When asked, grantmakers had some interesting insights into the best and worst grants they have made. And the Center for Funds & Foundations at The ASSOCIATED: Jewish Community Federation of Baltimore and the Maryland Philanthropy Network did the asking at a joint session for trustees and staff at foundations and donor-advised funds.

Here are some highlights from the conversation.

The "Best Grants” had certain characteristics — foundation support leveraged other dollars, either from public sources or other private funds; funds went to an organization with real commitment to continuing the project beyond initial foundation funding; the project addressed a real need and improved outcomes for individuals.

The examples given represented a broad spectrum of types of grants, from capital investments to direct service and advocacy. What they all had in common was clear passion and satisfaction by the donor/foundation.

One funder recalled a grant given to an advocacy organization that brought a lawsuit on behalf of Baltimore's poorest school children, claiming that they were being denied their constitutional right to an adequate education. As a result of the suit, and the advocacy and policy work that followed, the state passed the historic Bridge to Excellence in Education Act (aka the Thornton bill).

"Ultimately, this modest grant [made in 1994] not only leveraged over $1 billion in state funds, but also propelled sweeping reforms to the governance, management and funding of Baltimore City Schools — all of which has translated into access to a better education for the children who need it most in our city,” said Betsy Ringel, executive director of the Blaustein Philanthropic Group.

Another funder related how important institutional commitment to the work, not just the grant, is. The foundation was asked to invest in a demonstration project, with the applicant agency noting that the risk capital to start this new project wasn't available in base budgeting.

The lead executive of the organization promised to continue the newly funded position if the project was successful. It was, and after three years, the community picked up the position, said Lee Meyerhoff Hendler, president of the Harvey M. and Lyn P. Meyerhoff Fund.

The Worst Grants also evidenced some themes: Program design not based on data, the hazards of working in isolation, acting upon assumptions rather than real agreements with the nonprofit organization. These factors can lead to deep disappointment for the funder and nonprofit.

No one intends to make a decision based on faulty or inaccurate information, but that can happen in the excitement of a new project. One funder related investing in an institution's ambitious physical expansion, later finding that the accompanying additional expenses/funding needs of the organization were not able to be met.

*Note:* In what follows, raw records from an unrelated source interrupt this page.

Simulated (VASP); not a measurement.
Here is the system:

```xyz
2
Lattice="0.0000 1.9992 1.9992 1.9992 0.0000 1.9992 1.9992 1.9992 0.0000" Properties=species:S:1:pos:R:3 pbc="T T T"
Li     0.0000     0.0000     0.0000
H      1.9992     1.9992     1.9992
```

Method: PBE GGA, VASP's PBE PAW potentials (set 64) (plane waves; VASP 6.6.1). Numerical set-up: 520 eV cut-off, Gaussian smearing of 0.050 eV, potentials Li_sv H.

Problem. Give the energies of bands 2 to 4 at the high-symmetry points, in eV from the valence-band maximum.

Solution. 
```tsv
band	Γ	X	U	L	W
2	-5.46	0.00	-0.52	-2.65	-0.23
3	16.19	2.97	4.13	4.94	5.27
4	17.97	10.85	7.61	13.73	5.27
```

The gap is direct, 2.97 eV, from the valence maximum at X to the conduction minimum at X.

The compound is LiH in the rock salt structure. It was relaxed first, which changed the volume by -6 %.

In this case, the institution moved forward with construction on a building well before the fundraising goals were achieved. Financing was arranged, adding to a difficult cash flow situation. Staggering under the burden of debt service and other financial challenges, the organization ultimately had to close its doors. Lesson learned? Due diligence needs to include a sober assessment of the business plan, ideally with input from people who know the industry in question.

Another funder told of funding two different institutions for the same project, deciding to build upon the excitement of the initial grant. While the first was a real success, the other floundered, with the institution in disagreement with what the agreed-upon outcomes were. Lesson learned here? Verify that all parties agree with the intention of the grant, and put this in writing.

Interestingly, both the most satisfying and most disappointing grants had something in common — a passion for the work, with high aspirations for impact and outcome. As one funder said, "The stories stay with you.”